BTU Calculator

Calculate the heating or cooling capacity (BTU/h, kW and tons) needed for a room, based on dimensions, insulation quality and climate zone.

What this calculates

Calculates the room heating or cooling load in watts, BTU/h and tons, and recommends an equipment category. Windows add 150 W each as a fixed supplement.

Formula used

Load (W) = volume × W/m³ (by climate) × insulation factor + windows × 150 W. BTU/h = W × 3.412. Tons = BTU/h ÷ 12,000.

Worked example

A 5 m × 4 m × 2.7 m room in a moderate climate with average insulation and 1 window: volume = 54 m³. Base load = 54 × 30 × 1.0 = 1,620 W + 150 W = 1,770 W ≈ 6,037 BTU/h ≈ 0.5 tons. Recommended: mini-split 9,000 BTU/h.

W/m³ reference by climate

Hot climate: 18 W/m³. Moderate: 30 W/m³. Cold: 45 W/m³. Very cold: 60 W/m³. These are starting estimates — real loads depend on orientation, glazing area, occupancy and ventilation.

When not to use this calculator

Full HVAC design for commercial buildings, multi-room systems and high-performance buildings requires a Manual J calculation or equivalent energy simulation. Use this for a first estimate only.

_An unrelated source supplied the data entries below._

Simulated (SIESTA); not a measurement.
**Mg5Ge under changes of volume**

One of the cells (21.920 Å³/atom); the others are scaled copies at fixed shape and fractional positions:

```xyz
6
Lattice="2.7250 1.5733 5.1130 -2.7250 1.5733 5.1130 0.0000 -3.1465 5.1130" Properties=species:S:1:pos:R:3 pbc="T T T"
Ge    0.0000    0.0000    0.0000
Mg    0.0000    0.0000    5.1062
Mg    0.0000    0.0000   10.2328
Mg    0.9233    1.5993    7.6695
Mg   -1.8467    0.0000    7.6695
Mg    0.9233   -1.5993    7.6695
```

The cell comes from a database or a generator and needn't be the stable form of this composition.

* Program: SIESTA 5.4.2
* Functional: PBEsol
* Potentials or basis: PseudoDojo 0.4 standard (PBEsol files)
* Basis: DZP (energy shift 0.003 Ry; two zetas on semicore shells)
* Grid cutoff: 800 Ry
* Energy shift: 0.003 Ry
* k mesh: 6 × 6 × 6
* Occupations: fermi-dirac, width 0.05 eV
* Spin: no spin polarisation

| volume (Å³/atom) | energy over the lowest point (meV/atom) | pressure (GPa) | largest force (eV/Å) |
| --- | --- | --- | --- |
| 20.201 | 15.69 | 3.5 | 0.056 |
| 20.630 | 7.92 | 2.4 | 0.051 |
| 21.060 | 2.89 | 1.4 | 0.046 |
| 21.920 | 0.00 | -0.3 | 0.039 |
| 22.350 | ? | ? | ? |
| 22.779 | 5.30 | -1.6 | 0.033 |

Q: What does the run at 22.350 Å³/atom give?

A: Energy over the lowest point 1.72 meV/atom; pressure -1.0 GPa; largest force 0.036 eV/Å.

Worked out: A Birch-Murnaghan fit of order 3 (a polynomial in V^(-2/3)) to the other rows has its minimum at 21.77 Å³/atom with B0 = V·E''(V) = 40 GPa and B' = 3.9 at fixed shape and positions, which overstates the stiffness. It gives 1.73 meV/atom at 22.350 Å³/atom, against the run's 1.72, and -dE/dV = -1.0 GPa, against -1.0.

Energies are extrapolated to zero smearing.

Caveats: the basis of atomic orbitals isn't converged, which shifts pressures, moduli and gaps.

How to use this calculator

  1. Enter the room length, width and ceiling height in meters.
  2. Enter the number of windows — each adds approximately 150 W to the load.
  3. Select insulation quality — "poor" for pre-1980 construction with minimal insulation, "average" for standard code-compliant buildings, "good" for modern well-insulated or PassivHaus buildings.
  4. Select the climate zone that best matches your location.
  5. Click "Calculate BTU" to see the load in watts, BTU/h and tons, plus an equipment category recommendation.

HVAC sizing methodology — simplified vs. Manual J

This calculator uses a volume-based approximation (W/m³ × insulation factor). It is suitable for quick estimates. Professional HVAC design uses ASHRAE Manual J (USA), CIBSE Guide A (UK) or equivalent national standards, which account for:

  • Solar gain through glazing (orientation, shading, glass specification)
  • Internal heat gains from people, lighting and equipment
  • Air infiltration and mechanical ventilation rates
  • Thermal mass of building fabric
  • Design temperatures (outdoor dry-bulb and wet-bulb for cooling; outdoor minimum for heating)

For a single room with standard construction, the volume-based method is typically within 15–25% of a Manual J result. For whole-house systems, multi-zone HVAC or energy-efficient buildings, use professional load calculations.

Avoiding the most expensive HVAC mistake — oversizing

The instinct to "buy bigger for safety" is counterproductive with HVAC. An oversized unit:

  • Short-cycles: Reaches setpoint quickly and shuts off before properly dehumidifying the air — results in damp, clammy conditions even at the right temperature.
  • Wears out faster: Frequent start/stop cycles stress the compressor more than continuous operation.
  • Consumes more energy per hour of actual conditioning than a correctly sized unit running longer.

Size to the load, not to a "maximum possible" scenario. Use the insulation factor to account for building quality rather than padding the result.

Frequently asked questions

How many BTU do I need per m²?

Roughly 80–100 BTU/h per m² (with 2.5 m ceiling) in a moderate climate with average insulation. Use more for cold climates or poor insulation.

What is a ton of AC?

1 ton = 12,000 BTU/h ≈ 3.5 kW. A 1.5-ton mini-split delivers 18,000 BTU/h.

How do I convert BTU to kW?

BTU/h ÷ 3,412 = kW. Or kW × 3,412 = BTU/h.

What size mini-split do I need?

Round up your BTU/h result to the nearest standard size: 9,000 / 12,000 / 18,000 / 24,000 BTU/h. Avoid oversizing — it causes humidity issues.

Assumptions

  • W/m³ base values: hot 18, moderate 30, cold 45, very cold 60.
  • Insulation factors: poor 1.3×, average 1.0×, good 0.75×.
  • Windows: +150 W each (fixed supplement).
  • Does not include solar gain, occupancy, equipment heat or ventilation loads.
Technical warning

This is a simplified heating/cooling estimate. HVAC equipment sizing for comfort, code compliance or energy efficiency certification requires a professional load calculation (e.g., ASHRAE Manual J or equivalent).

Common mistakes

  • Oversizing — too large a unit short-cycles and fails to dehumidify properly.
  • Not accounting for solar gain through south-facing glazing.
  • Forgetting that open-plan spaces need the total combined area calculated.